# [help] router blocking hamachi...?



## b0wmaster (Jul 1, 2008)

i had done the search from this forum & oso others website...
but i hvnt got the solution...
maybe by asking my Q here is under wrong session or my question is noob...just hopefully got any kind soul can answer my doubts...
ty...^^

i hv a laptop & a destop in my house...
im able to play private server of maple with hamachi when i connect my laptop (or destop) directly to the modem...
but when i connect my laptop or destop to the router...
both of them cant play maple with hamachi...
is the firewall or something in router block the hamachi...?
i have done the search in internet...
some say need to get port forward & get the static IP...
some say to set at auto sellect IP...
i confuse becoz im really stupid in network thingy...:4-dontkno
perhaps can any1 teach me how my laptop & destop going to play maple with hamachi...
thanks...
im using cable laptop & the router model is dlink dir 300

thanks again...^^


----------



## Cherry Bomb (Jun 17, 2008)

Look up configuration settings for the game. You probably need to open one (or more) ports in the router, to allow traffic through it to the internet. The games support page(s) should have these configuration settings (and ports).

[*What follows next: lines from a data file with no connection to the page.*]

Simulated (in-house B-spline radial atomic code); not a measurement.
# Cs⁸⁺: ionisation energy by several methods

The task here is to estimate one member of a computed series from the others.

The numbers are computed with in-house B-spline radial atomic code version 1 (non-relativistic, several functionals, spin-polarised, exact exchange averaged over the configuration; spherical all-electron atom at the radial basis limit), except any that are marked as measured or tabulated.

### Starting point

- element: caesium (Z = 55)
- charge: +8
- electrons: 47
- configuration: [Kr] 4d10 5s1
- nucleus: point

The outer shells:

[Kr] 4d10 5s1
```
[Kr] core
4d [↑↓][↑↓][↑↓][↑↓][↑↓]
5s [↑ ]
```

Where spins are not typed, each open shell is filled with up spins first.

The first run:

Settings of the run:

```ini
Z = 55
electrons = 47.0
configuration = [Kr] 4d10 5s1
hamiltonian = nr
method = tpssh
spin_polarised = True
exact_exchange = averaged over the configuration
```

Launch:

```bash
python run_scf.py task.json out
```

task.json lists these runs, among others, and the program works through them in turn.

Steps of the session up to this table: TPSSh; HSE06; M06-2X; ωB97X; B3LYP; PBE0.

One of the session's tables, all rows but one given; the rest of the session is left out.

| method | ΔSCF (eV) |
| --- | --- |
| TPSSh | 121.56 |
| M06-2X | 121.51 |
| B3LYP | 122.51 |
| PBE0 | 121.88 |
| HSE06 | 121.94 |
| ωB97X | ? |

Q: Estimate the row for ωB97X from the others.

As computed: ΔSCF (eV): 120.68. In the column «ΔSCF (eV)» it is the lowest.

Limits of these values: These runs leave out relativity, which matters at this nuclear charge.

Yes, this is the same as configuring a "firewall" in that firewalls and routers function in the same way; they allow or block traffic based on what port they are using. Most games have specfic ports they want to use, and I am assuming this one is no different.

Once (or if) you have found out which ports need to be open, you will then need to figure out how to open them on your specific router. That information will be on DLink's support pages online.


----------



## b0wmaster (Jul 1, 2008)

hi cherry cherry bomb bomb...
thanks for ur reply...
i really appreciate it...
i follow the steps from: http://www.portforward.com/english/routers/port_forwarding/Dlink/DIR-300/Hamachi.htm
but still cant solve the blocking problem...
& now i dunno wat to do oredi...
-.-


----------